SQL Optimization Techniques

Before you start fidgeting with individual SQL statements, it is important to note that hints are probably the last thing you should consider adding when attempting to optimize your code. There are several levels of optimization and it is recommended that you start with the server, then the database instance, and finally go down through the database objects to individual statements. After all, the effect of any changes made to individual statements, particularly hints, may be lost when the database is fine-tuned later on.

As a database developer/architect you may not want to tread the path that leads to the desk of the DBA. Fortunately, there is a bunch of things you can do to improve the runtime performance of your statements:

  • Optimize access structures:

    • Database design and normalization.

    • Tables: heap or index-organized tables, and table or indexed clusters.

    • Indexes.

    • Constraints.

    • Materialized views.

    • Partitioning schemes.

    • Statistics, including a comprehensive refresh strategy.

  • Rewrite SQL statements:

    • Exclude projections that are not required.

    • Minimize the amount of work done more than once.

    • Factor subqueries that are used multiple times in the same statement.

    • Use EXISTS instead of IN because the former stops processing once it has found a match.

    • Use CASE and/or DECODE to avoid having to scan the same rows over and over again, especially for aggregation functions that act on different subsets of the same data.

    • Use analytic functions to do multiple or moving/rolling aggregations with a single pass through the data.

    • Avoid scalar subqueries in the SELECT-list.

    • Use joins instead of subqueries, as it gives the optimizer more room to play around in.

    • Say what you mean and pick the right join: if you only need an inner join don’t write an outer join.

    • Add logically superfluous predicates that may still aid in the search for an optimal execution plan, particularly for outer joins.

    • Avoid implicit conversions of data types, especially in the WHERE clause.

    • Write WHERE clause predicates with a close eye on the indexes available, including the leading edge of a composite index.

    • Avoid, whenever possible, comparison operators such as <>, NOT IN, NOT EXISTS, and LIKE without a leading '%' for indexed columns in predicates.

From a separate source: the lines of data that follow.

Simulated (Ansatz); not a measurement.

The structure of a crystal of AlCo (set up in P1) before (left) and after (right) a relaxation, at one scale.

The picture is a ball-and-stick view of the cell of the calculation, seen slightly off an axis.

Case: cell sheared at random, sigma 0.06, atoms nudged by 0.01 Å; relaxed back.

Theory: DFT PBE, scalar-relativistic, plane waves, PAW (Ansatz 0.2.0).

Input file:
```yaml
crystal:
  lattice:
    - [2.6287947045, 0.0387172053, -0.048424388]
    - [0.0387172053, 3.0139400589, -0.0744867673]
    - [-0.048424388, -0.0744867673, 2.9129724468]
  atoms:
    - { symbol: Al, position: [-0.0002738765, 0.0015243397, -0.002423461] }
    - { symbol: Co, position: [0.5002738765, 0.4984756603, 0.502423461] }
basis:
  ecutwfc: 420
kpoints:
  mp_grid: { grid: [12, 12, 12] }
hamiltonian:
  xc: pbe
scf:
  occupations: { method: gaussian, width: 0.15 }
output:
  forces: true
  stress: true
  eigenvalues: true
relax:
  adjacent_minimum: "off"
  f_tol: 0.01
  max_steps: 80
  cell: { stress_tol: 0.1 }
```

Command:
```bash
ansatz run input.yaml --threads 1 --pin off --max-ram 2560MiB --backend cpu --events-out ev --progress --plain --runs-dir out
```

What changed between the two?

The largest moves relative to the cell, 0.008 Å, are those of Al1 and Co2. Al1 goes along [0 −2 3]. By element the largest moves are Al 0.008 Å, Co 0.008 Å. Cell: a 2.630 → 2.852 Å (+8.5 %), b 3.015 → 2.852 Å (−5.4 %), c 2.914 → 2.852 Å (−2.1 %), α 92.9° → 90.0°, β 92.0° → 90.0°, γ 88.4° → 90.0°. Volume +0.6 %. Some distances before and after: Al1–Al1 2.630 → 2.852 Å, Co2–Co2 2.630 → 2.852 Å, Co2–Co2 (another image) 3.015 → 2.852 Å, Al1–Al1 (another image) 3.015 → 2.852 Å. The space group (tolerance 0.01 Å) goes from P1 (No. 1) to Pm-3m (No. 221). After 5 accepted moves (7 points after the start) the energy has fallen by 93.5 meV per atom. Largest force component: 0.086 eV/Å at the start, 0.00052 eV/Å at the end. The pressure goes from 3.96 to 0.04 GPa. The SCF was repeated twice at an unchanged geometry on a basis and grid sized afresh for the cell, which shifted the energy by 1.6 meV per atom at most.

    • Do not apply functions on indexed columns in the WHERE clause when there is no corresponding function-based index.

    • Don’t abuse HAVING to filter rows before aggregating.

    • Avoid unnecessary sorts, including when UNION ALL rather than UNION is applicable.

    • Avoid DISTINCT unless you have to use it.

    • Use PL/SQL, especially packages with stored procedures (and bind variables) and shared cursors to provide a clean interface through which all data requests are handled.

    • Add hints once you have determined that it is right and necessary to do so.

The advantage of PL/SQL packages to provide all data to users is that there is, when set up properly, exactly one place where a query is written, and that’s the only place where you have to go to to change anything, should you ever wish or need to modify the code. PL/SQL will be in our sights in the next part but suffice to say it is the key to maintainable code on Oracle. Obviously, ad-hoc queries cannot benefit from packages, but at least they profit from having solid access structures, which are of course important to PL/SQL too.

One important thing to keep in mind is that you should always strive to write efficient, legible code, but that premature optimization is not the way to go. Premature optimization involves tinkering with access structures and execution plans; it does not include simplifying, refactoring and rewriting queries in ways that enable Oracle to optimally use the database objects involved.

Rewriting queries with or without hints and studying the corresponding execution plans is tedious and best left for high-impact SQL only: queries that process many rows, have a high number of buffer gets, require many disk reads, consume a lot of memory or CPU time, perform many sorts, and/or are executed frequently. You can identify such queries from the dynamic performance views. Whatever you, the database developer, do, be consistent and document your findings, so that all developers on your team may benefit from your experiences.